In the April 1938 issue, a hapless amateur maker relates his unfortunate experiences while attempting to find the ‘secret’ of Stradivari
DEAR SIR, Due to the articles in your paper a year ago I became an amateur violin-maker and have already completed a few instruments. On several occasions I have been privileged to spend a most enjoyable hour or two in Mr. Geo. Wulme-Hudson’s workshop and have there seen many types of varnish, which fired me with the ambition to make my own. So I got some oil of amber, linseed oil and turps and thought I would amuse myself.
After getting the right side of my wife, I borrowed a two-pint saucepan, assuring her it would be quite all right when I had finished with it, and poured in four ounces of linseed oil. It stated in the articles that this had to be heated over an electric hot-plate until thin, foggy vapours would arise, after which the amber oil had to be added, and these vapours would give way to a pleasant, resinous perfume. I accordingly put the saucepan on our electric cooker in the kitchen and switched on the current; “thin, foggy vapours” appeared right enough, and these got thicker and thicker, until the whole house was permeated with the equivalent of a London “pea-souper.”
These vapours were of a particularly choking nature, and my kiddies, who were in bed, woke up coughing, and then my wife commenced to say a few words, and I thought, after a while, that they were right in their objecting to the smell, as it did not seem at all nice, even to me, who you might call an enthusiast, seeking after the long-lost Cremona secret.
I therefore took the saucepan off the cooker with the intention of placing it in my garden, as far from the house as possible until it had cooled off, but just as I got to the open kitchen door the oil burst into flames. I threw the saucepan as far in the garden as I could, and watched the flaming oil burn itself out. My local chemist tells me that this combustion is not at all unusual when heating linseed oil, and your readers should be warned thereby.
Of course, I had to buy two new saucepans, one to square my wife and the other to enable me to continue my experiments, as I was now refused the loan of any cooking utensils, and also banished from the house whilst doing this work.

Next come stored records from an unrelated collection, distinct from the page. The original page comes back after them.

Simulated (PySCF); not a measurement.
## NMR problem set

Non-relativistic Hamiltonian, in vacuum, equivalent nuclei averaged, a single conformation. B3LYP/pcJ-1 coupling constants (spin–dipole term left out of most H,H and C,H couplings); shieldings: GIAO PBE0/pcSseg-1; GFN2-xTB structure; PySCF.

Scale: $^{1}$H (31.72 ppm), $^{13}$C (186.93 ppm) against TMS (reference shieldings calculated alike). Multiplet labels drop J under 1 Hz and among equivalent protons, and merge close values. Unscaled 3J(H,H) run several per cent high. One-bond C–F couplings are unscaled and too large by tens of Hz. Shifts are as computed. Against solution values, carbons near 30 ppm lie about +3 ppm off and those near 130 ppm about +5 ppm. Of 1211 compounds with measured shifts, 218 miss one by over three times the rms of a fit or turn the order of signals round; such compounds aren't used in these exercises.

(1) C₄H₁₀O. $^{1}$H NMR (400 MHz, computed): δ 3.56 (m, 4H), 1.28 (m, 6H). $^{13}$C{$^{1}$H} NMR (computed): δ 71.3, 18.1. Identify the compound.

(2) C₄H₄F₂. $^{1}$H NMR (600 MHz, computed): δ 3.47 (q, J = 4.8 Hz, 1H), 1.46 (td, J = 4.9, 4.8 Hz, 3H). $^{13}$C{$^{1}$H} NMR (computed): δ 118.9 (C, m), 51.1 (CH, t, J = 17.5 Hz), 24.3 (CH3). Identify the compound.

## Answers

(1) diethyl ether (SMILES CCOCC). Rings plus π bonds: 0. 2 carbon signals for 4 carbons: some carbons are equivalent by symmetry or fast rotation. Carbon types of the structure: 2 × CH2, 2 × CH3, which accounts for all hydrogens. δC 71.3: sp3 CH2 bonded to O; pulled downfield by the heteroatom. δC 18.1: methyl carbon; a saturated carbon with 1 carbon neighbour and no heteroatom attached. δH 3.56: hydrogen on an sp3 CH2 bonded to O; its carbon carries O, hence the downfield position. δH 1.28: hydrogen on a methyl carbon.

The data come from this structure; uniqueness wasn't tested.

Anyway, although I do not hope to succeed where so many cleverer men have already failed in the past, I do begin to think that when the “long-lost secret” is found the recipe will probably read like this: “Take some amber and crush it, place in pot with 2d. worth of linseed oil and 2d. worth of turps and heat for a few hours; if you are not stifled with the fumes by then (and your house is not burned down) you might have some Cremona varnish, but to be absolutely certain, you should throw this in the dust-bin and purchase a small bottle of varnish from the violin shop.”